In May last year, Golden Charter enlisted the help of business change experts to look at how it deals with families’ enquiries. A big goal of the project was to improve Golden Charter’s systems, but ultimately over the year that followed it did something more fundamental: changed a rigidly scripted enquiry process into a conversation centred on families’ needs.

“The whole process started literally days after we moved into our new consumer channel model,” said Stewart Bodys, Contact Centre Manager. “When we started doing more through phone calls as opposed to field staff speaking to people face to face, we knew we had to look at how we could be more effective in meeting people’s needs.

“Once we completed the ‘discovery’ exercise and identified what changes should be made, we commenced the activity on 30 May last year with three two-day manager workshops for the contact centre leadership team. We followed that up with six half-day workshops for the advisors on the phones and the manager population, so in total we invested in excess of 950 hours in offsite training for the people who work with families on the phones.
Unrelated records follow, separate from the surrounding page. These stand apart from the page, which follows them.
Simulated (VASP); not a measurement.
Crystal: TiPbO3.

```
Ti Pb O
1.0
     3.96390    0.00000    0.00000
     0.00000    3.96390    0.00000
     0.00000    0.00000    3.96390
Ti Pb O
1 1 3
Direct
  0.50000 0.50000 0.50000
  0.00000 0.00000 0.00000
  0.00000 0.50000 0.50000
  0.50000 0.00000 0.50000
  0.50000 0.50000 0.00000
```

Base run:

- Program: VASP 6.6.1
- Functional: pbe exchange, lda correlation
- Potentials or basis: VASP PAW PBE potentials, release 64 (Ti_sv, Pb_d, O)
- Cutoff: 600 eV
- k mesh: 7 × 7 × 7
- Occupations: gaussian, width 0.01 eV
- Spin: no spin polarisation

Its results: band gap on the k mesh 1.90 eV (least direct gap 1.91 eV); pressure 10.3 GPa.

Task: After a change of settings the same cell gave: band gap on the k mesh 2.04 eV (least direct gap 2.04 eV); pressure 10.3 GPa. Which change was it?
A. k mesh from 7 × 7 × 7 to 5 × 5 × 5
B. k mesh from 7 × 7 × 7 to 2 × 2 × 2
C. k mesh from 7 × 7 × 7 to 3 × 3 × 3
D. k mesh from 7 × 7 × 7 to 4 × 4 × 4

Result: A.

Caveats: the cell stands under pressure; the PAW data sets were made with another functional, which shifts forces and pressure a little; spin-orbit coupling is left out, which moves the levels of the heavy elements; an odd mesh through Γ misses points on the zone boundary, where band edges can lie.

“At this point we weren’t looking at the ultimate conversation they would have with customers; it was more about the mindset they viewed every situation through, and how that had an impact on whether customers came away with a positive view. They learned about positive and negative language, avoiding vague ‘weasel words’, and generally all about focusing not just on what you say to someone, but how you are saying it.”

Collaboration

Working under Stewart are two Team Managers, Martin McGhee and Amanda Coleman. Between them, they manage 18 telesales advisors. And that whole population was able to have an input into the training they were receiving.

“The advisors have been involved in the whole process from start to finish, and it has felt different from any other type of training that I have been on before,” Amanda explained.

“It might have been just the managers who would go on a course, and that course would be a one-off without a follow-up to see if things are being put into practice. When the advisors can’t learn the reasons for changes directly, that makes putting those changes into practice harder. But with this project, everyone has been involved from the start.”

Martin believes that level of involvement from everyone in the contact centre is having its own benefits.

He said: “We’re looking now at creating what is potentially a fantastic talent pool, so that we can actually start to recruit from within far more, whereas before we probably would have had to go elsewhere for a lot of things.

“It is helping the whole company. We have a much more established relationship with our Marketing colleagues, our Compliance colleagues, and there is good morale across those relationships. We are putting talented people to work in a more effective way, and customer feedback is showing us how well we are doing.”

Flipping the script

Those 950 hours of training took until July to complete, but that was only the beginning. In August and September, the call structure itself was changed.

Stewart Bodys said: “We imparted more information to people, and at the same time we were able to receive more information from them, letting us identify how our funeral plan product range best met the customer’s needs. Then it was about presenting that back to each customer in a way that allowed them the opportunity to question, reflect, ponder and hopefully decide to go ahead with a funeral plan.”

Once again, this was a collaborative effort, as Amanda explained.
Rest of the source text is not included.